Posted by COTO Insurance & Financial Services
6 years ago | March 19, 2018

We often remind our clients that life insurance can provide much more than simple replacement income in the event that you pass away unexpectedly. Yes, this is perhaps the most common use of life insurance, but it certainly is not the only one. Life insurance can provide a creative solution to many other estate planning quandaries.

Last week, we discussed how a fictional couple could use life insurance to equalize inheritances among their children. This week, we’ll use another fictional example to illustrate how life insurance can protect your heirs from problems created by estate taxes.

Let’s imagine that Debra, a widow in her late sixties, owns a considerable amount of property that she inherited from her own parents. Her husband, meanwhile, passed away leaving her with a modest life insurance policy and Social Security spousal benefits. Debra is getting by okay, but she hardly has millions of dollars in the bank!

Meanwhile, that property she inherited from her parents has begun to appreciate in value. What was once rural farmland is now located in the middle of a rapidly developing suburban area. Debra knows that in a few more years or so, that property will probably be worth millions. She’s holding onto it, in hopes of selling it at the right time. Her retirement will become much more comfortable at that time, and she can leave a large inheritance to her two grown children, Janet and John.

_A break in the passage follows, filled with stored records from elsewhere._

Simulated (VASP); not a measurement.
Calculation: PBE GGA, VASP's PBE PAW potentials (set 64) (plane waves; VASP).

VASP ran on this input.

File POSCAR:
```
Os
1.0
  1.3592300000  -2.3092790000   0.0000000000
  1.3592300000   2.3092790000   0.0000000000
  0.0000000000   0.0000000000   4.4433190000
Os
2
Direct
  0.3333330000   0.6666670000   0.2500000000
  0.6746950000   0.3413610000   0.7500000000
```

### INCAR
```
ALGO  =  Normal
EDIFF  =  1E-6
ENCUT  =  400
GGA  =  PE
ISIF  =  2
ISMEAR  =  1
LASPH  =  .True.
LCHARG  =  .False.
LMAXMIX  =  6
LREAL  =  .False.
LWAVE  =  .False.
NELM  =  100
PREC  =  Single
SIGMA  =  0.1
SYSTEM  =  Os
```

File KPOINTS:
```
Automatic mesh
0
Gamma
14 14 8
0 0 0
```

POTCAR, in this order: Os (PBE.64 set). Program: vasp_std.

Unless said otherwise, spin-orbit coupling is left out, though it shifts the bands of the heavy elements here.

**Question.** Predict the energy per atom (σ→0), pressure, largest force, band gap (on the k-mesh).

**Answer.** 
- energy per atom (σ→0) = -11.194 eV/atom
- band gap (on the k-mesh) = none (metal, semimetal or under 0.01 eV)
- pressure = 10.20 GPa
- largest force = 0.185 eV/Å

However, Debra is concerned that if she passes away before she’s ready to sell that property, Janet and John could be forced to sell it in order to pay estate taxes on their inheritance. If the timing is wrong, or if Janet and John are under pressure, they might have to settle for a sale price that isn’t really ideal for them.

Debra meets with her insurance professional, who offers a creative solution: Debra can purchase a life insurance policy that is sufficient to cover the taxes due on her estate. This way, Janet and John can pay the IRS what they owe, and hold onto the inherited property until the most beneficial time to sell. This way, Debra knows she is leaving valuable property to her children, and that they can reap the most benefit possible from the inheritance.